Click the links here to read about how to interpret the Residuals vs Fitted plot; the Q-Q plot. If your model does not meet the assumptions of normality, you may need to use a different error structure (e.g., Poisson, logNormal). Going into the whys and hows of that is beyond the scope of this course. The Q-Q plot fit here for lat_test is slightly skewed but we’re going to accept it.

To make a scatterplot of the data with the line of best fit included, use the code below. Note the new function predict.glm which calls the model we built (lat-test) and builds a predictive line across the range of x-values in our plot. The code chunk below also demonstrates how to add customized x and y axis labels (third “layer” in the ggplot2 code). In the first line (geom_point function), there is a demonstration of how to colour code the points by one of the attributes in the data base (in this case ER for Ecoregion) AND how to use position=jitter to add some slight noise to the data that allows you to see more points by minimizing overlap between points. This makes your graph slightly less accurate on a very fine scale, but enables you to see broader scale patterns. Both of these can be very useful functions.

ggplot(data = MACPall) +
  geom_point(mapping = aes(x = Lat, y = sppRich, colour = ER), position = "jitter") +
  geom_line(mapping = aes(x = Lat, y = predict.glm(lat_test)), size = 1) +
  labs(x = "latitude", y = "lichen species richness")

5.2 Multivariate Analysis

Multivariate analysis refers to statistical analyses of more than one variable at a time. Again, one could easily fill an entire course on the topic of multivariate statistics, so we’re only going to demonstrate what one kind of multivariate analysis looks like using R. We’re going to do a type of ordination, called a Non-metric multidimensional scaling (or NMDS). There are many types of ordination analysis out there - you may have heard of some of them, some of these are Principal Components Analysis (PCA), Canonical Components Analysis (CCA).

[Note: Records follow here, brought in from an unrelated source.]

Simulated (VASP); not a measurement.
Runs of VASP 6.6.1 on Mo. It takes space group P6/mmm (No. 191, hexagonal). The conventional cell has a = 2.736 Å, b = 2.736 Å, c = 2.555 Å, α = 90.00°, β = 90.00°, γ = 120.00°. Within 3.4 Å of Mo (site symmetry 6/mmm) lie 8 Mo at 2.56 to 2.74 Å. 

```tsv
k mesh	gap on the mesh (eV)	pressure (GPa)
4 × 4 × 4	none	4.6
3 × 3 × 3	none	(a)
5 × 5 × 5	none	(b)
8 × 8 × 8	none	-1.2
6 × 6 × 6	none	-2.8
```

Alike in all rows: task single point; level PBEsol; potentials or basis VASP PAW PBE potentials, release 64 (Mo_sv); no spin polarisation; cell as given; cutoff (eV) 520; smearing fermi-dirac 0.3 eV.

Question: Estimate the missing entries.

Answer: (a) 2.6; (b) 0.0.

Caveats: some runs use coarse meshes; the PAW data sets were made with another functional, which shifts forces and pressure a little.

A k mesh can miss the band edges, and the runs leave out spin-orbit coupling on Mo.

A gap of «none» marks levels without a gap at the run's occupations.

An ordination simply summarizes multivariate data and projects into a lower dimensional space - usually across two axes. It can be a useful way to see intrinsic patterns in complex data sets, or to simplify data before doing different analyses.

You will need to load the vegan package to do this analysis.

To do the NMDS ordination, we use the function metaMDS. We’ll apply it to the species data set. Recall that this is a dataset with 215 rows (one row per site) and 599 species. This is a fairly large data set. The ordination will allow us to see whether certain species are closer together in data space, and if this corresponds to some of the site-level attributes.

Before we do this, we need to manipulate the MACPspp data frame so that it only includes the species data. You could use a tool from the dplyr package, or since we know the sites are in the first column and there are 600 columns total in MACPspp we can use a simple baseR funcction:

spp <- MACPspp[,2:600]

Here is the code to do the ordination of spp as well as plot it. The default in the plot settings is to use black circles for sites and red + signs for species.

ordination_spp <- metaMDS(spp)
## Run 0 stress 0.2011619 
## Run 1 stress 0.2011618 
## ... New best solution
## ... Procrustes: rmse 0.0001526031  max resid 0.001597708 
## ... Similar to previous best
## Run 2 stress 0.2140844 
## Run 3 stress 0.2051861 
## Run 4 stress 0.2027495 
## Run 5 stress 0.2025941 
## Run 6 stress 0.2015875 
## ... Procrustes: rmse 0.01716666  max resid 0.2302712 
## Run 7 stress 0.2066741 
## Run 8 stress 0.205073 
## Run 9 stress 0.2065044 
## Run 10 stress 0.2033103 
## Run 11 stress 0.2010589 
## ... New best solution
## ... Procrustes: rmse 0.005617899  max resid 0.07903478 
## Run 12 stress 0.2055039 
## Run 13 stress 0.2080301 
## Run 14 stress 0.2010597 
## ... Procrustes: rmse 0.000268988  max resid 0.003849411 
## ... Similar to previous best
## Run 15 stress 0.2011619 
## ... Procrustes: rmse 0.005585886  max resid 0.07858387 
## Run 16 stress 0.2447931 
## Run 17 stress 0.2065044 
## Run 18 stress 0.2064097 
## Run 19 stress 0.2650103 
## Run 20 stress 0.2120983 
## *** Solution reached
plot(ordination_spp)

We can adjust this using the function display. Play around with the code below to see how you can change the plot.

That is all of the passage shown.